The idea is that Avalon sits on top of the Windows Graphics Foundation (WGF is the new name for DirectX), and will allow easy access to advanced 2D and 3D features of modern hardware on the desktop. The Aero Glass demo shown at the keynote used pixel shaders to render semi-transparent borders that blurred whatever sat behind the window. This is just one example of what can be done with Avalon, and we hope that application developers will find new and better ways to improve the actual interface rather than just adding eye candy. One of the Avalon demos we saw included an application to organize images in a folder. The images were arranged in a cylinder with the view at the center. It was a pretty neat little demo of what is possible on the desktop with the new technology.

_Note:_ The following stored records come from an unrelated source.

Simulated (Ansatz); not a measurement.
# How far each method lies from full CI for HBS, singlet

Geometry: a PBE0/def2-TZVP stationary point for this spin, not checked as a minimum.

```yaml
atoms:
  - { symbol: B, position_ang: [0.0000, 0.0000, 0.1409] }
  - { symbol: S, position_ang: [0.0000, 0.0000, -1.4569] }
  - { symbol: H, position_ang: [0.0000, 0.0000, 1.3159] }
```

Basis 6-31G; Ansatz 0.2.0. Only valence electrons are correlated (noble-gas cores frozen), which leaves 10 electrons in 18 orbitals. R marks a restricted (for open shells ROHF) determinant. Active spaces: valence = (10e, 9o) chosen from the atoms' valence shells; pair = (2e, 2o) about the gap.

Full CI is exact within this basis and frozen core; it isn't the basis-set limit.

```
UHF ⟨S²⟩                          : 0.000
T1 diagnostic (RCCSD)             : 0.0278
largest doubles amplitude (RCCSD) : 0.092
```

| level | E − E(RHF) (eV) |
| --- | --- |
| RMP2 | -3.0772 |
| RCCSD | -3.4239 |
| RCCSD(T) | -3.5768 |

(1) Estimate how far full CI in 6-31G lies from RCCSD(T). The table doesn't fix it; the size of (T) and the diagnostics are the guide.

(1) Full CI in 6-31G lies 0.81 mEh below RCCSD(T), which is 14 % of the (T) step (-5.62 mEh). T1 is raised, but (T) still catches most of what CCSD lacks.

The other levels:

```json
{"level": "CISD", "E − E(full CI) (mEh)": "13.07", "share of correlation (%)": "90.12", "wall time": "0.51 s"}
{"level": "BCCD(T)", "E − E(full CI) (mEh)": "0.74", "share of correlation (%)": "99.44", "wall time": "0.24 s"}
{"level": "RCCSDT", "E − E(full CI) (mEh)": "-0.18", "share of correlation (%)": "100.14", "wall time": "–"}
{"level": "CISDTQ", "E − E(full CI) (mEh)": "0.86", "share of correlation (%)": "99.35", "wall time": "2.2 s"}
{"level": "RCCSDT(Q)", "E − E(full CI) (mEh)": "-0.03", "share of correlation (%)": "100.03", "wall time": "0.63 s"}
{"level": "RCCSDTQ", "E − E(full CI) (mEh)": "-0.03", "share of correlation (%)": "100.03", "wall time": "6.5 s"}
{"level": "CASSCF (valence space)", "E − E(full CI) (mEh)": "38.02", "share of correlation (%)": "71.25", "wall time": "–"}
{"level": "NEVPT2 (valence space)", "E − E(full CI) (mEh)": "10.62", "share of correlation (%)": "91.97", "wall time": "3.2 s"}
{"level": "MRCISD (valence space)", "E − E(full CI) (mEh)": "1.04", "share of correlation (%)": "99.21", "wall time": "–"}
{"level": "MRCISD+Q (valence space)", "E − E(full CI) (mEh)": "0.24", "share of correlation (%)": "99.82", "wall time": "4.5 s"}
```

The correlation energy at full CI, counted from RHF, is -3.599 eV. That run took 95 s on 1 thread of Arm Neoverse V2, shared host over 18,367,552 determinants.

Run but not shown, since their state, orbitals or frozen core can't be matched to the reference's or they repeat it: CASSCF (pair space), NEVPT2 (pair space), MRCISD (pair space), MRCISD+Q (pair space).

Avalon is part of the WinFX package that will be released for Windows XP as well as Longhorn. This will allow developers to quickly adopt new features without needing to worry about legacy support for Windows XP users. Of course, it removes the new advanced UI, remote, and filesystem technology from the list of reasons to upgrade when Longhorn comes along.
Metadata from the ground up is a theme of Longhorn's UI. Files will have icons that are rendered from the actual data and can be zoomed at will. This means that your documents, spreadsheets and presentations will show the actual text charts graphs and slides in them. Microsoft is even making it easier for proprietary files to be included in metadata by allowing vendors to include very limited decode functionality without anything else (this way we will even be able to view .RAW and other interesting file formats via the OS).
On top of that, the Windows Graphics Foundation already essentially exists on Windows XP. WGF 1.0 is also known as DirectX 9.L and will add a couple new features beyond DirectX 9.0c. These new features include: cross-process shared surfaces, managed graphics memory (and virtualized graphics memory), prioritization of reasources, text antialiasing, advanced gamma functions, and device removed (in order to gracefully recover from a failure the hardware can be "removed" and then "added"). The device removed feature will also be used for hot replace/add features. These are the basic advancements in the graphical interface of Longhorn.
Microsoft is going to make it a point to not break existing applications with Longhorn. All functions of older APIs will be mapped to DX9 functions. It will be interesting to see if there is any performance improvement here because Microsoft is planning on mapping older fixed function features to vertex and pixel shader programs. But the really interesting part of Longhorn (at least to graphics nuts) will be Windows Graphics Foundation 2.0.
In order to take advantage of all the advanced features of Longhorn, hardware will need to support WGF 2.0. Microsoft is currently considering making WGF 2.0 support a requirement for Gold Logo certification (meaning that it would be impossible to buy a computer system today that is fully Gold Logo). But we can't make any hard and fast statements about either WGF 2.0 or the Gold Logo program as neither is finalized.
We do know a little bit about the upcoming next step in the DirectX line. Aside from the new features in WGF 1.0, we will also see some new pipeline stages. Geometry shading will allow programmers to work with whole primitives at a time (where vertex and pixel shaders only allow working with one pixel or vertex). This will enable such things as easily generating per-primitive data for pixel shaders, easier handling of normals and colors, and some manipulation of the primitive (extrusion/expansion).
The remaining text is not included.